Phenol is more acidic than ethanol because (a) greater resonance stabilization of phenoxide ion (b) phenol has greater H-bonding than ethanol (c) phenol has larger molar mass (d) phenol has higher boiling point than ethanol

Understanding the acidity of different compounds is crucial in chemistry, and when it comes to phenol, resonance stabilization plays a key role in its greater acidity compared to ethanol. Resonance stabilization refers to the spread of negative charge over multiple atoms, creating a more stable electronic structure.

In phenol, when the hydroxyl hydrogen is lost, the resulting negative charge on the oxygen can be delocalized into the aromatic benzene ring. This means the lone pair on the oxygen can 'resonate' or spread out within the conjugated system of the ring, leading to more stability.

Why Does Resonance Affect Acidity?

The stable phenoxide ion that is formed when phenol loses a proton, compared to the ethoxide ion from ethanol, explains the higher acidity. Ethanol lacks such an extensive system for delocalization, which means its conjugate base is less stable and less willing to accommodate a negative charge.

Hydrogen bonding is an important concept when analyzing the properties of molecules, but it's not directly related to the question of acidity between phenol and ethanol. Both phenol and ethanol are capable of forming hydrogen bonds due to the presence of an -OH group; however, hydrogen bonding largely impacts boiling points and solubility, rather than acidity.

Hydrogen Bonding and Its Effects

The strength of hydrogen bonds can be significant in determining how molecules interact with one another, but when it comes to losing a hydrogen ion (a measure of acidity), this intermolecular force is not the determining factor. Thus, although hydrogen bonds are present in both phenol and ethanol, they do not explain why phenol is more acidic.

A common misconception is associating the molar mass of a compound with its acidity. While molar mass can indicate other properties such as boiling point or melt point, it doesn't have a direct correlation with acidity.

Take phenol and ethanol for instance — although phenol has a larger molar mass, this property does not contribute to its acidity. The focus for acidity should remain on the stability of the conjugate base, which, as discussed, is enhanced in phenol due to resonance stabilization, not its molar mass.
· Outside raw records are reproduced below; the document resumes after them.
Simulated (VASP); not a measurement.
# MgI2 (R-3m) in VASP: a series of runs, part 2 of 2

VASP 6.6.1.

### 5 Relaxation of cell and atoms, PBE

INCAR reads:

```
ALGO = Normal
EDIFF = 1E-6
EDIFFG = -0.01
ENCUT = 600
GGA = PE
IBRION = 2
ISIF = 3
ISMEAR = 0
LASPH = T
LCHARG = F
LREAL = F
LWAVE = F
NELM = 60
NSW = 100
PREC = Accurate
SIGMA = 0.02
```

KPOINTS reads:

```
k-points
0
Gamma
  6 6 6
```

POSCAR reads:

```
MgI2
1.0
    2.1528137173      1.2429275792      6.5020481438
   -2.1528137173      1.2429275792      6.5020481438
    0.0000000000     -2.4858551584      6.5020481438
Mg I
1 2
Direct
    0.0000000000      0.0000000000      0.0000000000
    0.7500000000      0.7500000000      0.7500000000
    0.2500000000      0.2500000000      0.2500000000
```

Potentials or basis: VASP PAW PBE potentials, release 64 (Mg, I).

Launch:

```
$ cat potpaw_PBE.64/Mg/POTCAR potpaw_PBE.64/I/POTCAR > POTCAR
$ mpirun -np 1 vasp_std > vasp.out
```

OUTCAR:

Boiling point signifies the temperature at which a liquid turns to vapor, and while it tells us something about the intermolecular forces at play, it does not directly relate to acidity. For example, even though phenol has a higher boiling point than ethanol, which is attributed to stronger intermolecular forces (like hydrogen bonding), this physical property is distinct from the chemical property of how easily a substance gives up a proton.

What Really Matters for Acidity?

We should focus on the nature of the conjugate base and its ability to stabilize negative charge. It's this stability that dictates the tendency of the original substance to act as an acid, not characteristics such as boiling point. Therefore, the higher boiling point of phenol is another unrelated property and not a factor in its greater acidity over ethanol.